Maximize the profit after selling the tickets

Problem Link

Maximize the Profit after Selling the Tickets – GeeksforGeeks

Problem: Maximize the Profit after Selling the Tickets

Problem Statement

There are N ticket counters and each counter has a certain number of tickets. You have to sell k tickets such that each time you sell a ticket from a counter, you earn the number of tickets currently remaining at that counter as profit, and then the number of tickets at that counter reduces by 1.
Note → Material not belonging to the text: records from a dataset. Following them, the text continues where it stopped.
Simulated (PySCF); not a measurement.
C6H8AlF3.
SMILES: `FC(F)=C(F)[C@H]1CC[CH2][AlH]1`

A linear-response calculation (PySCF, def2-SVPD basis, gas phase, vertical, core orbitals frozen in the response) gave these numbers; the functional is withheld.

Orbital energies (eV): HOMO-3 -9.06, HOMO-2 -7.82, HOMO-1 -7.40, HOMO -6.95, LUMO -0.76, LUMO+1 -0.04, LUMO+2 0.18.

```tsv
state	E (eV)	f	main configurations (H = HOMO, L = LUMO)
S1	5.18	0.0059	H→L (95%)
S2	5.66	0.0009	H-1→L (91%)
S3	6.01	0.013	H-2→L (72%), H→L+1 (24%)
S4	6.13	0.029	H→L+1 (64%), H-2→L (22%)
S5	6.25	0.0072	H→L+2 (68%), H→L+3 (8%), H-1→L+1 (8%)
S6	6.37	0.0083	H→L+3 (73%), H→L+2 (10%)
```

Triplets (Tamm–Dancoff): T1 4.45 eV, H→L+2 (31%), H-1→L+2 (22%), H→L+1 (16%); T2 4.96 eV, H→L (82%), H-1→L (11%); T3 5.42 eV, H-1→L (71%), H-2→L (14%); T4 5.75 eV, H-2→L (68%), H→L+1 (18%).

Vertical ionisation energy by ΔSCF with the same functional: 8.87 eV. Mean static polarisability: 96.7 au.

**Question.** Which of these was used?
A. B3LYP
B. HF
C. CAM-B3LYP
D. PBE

Your task is to maximize the total profit from selling k tickets.

Examples

Example 1
Input: A = [5, 2, 1], k = 4
Output: 11
Explanation: Sell 1 ticket from counter with 5 → profit = 5
Sell from 4 → profit = 4
Sell from 2 → profit = 2
Sell from 1 → profit = 0 (since now 1 became 0)
Total = 5 + 4 + 2 + 0 = 11

Example 2
Input: A = [2, 3, 5, 4], k = 5
Output: 22
Explanation: Pick highest available ticket count repeatedly.

Constraints

1 <= N <= 10⁵
1 <= A[i] <= 10⁹
1 <= k <= 10⁹

Intuition

To maximize profit, we must always sell the ticket from the counter that currently has the highest number of tickets. This is a greedy problem that naturally leads to the use of a max-heap to always retrieve the maximum available ticket count in O(log N) time.

Approach

Use a max-heap (priority queue in descending order) to store the number of tickets at each counter.
Repeat the following for k times:
- Remove the counter with the maximum number of tickets.
- Add its current value to total profit.
- Decrease its value by 1 and push it back if it’s still > 0.
Return the total profit after k iterations.

Code (Java)

import java.util.*;

class Solution {
    public long maxProfit(int[] A, int k) {
        PriorityQueue<Integer> pq = new PriorityQueue<>(Collections.reverseOrder());
        for (int val : A) {
            pq.add(val);
        }

        long profit = 0;
        while (k-- > 0 && !pq.isEmpty()) {
            int max = pq.poll();
            profit += max;
            if (max - 1 > 0) {
                pq.add(max - 1);
            }
        }

        return profit;
    }
}

Time and Space Complexity

Time Complexity: O(k log N)
Each extraction and reinsertion into the heap takes O(log N). This runs k times.
Space Complexity: O(N)
The heap stores up to N elements.

Dry Run

Input: `A = [5, 2, 1]`, `k = 4`

Initialize max-heap: [5, 2, 1]
Iteration 1: Poll 5 → profit += 5 → push 4 → heap = [4, 1, 2]
Iteration 2: Poll 4 → profit += 4 → push 3 → heap = [3, 1, 2]
Iteration 3: Poll 3 → profit += 3 → push 2 → heap = [2, 1, 2]
Iteration 4: Poll 2 → profit += 2 → push 1 → heap = [2, 1, 1]

Total profit = 5 + 4 + 3 + 2 = 14

Conclusion

This is a greedy problem that maximizes profit by always choosing the highest remaining ticket count. A max-heap provides the optimal structure for efficiently retrieving and updating the largest elements, ensuring optimal results in large datasets.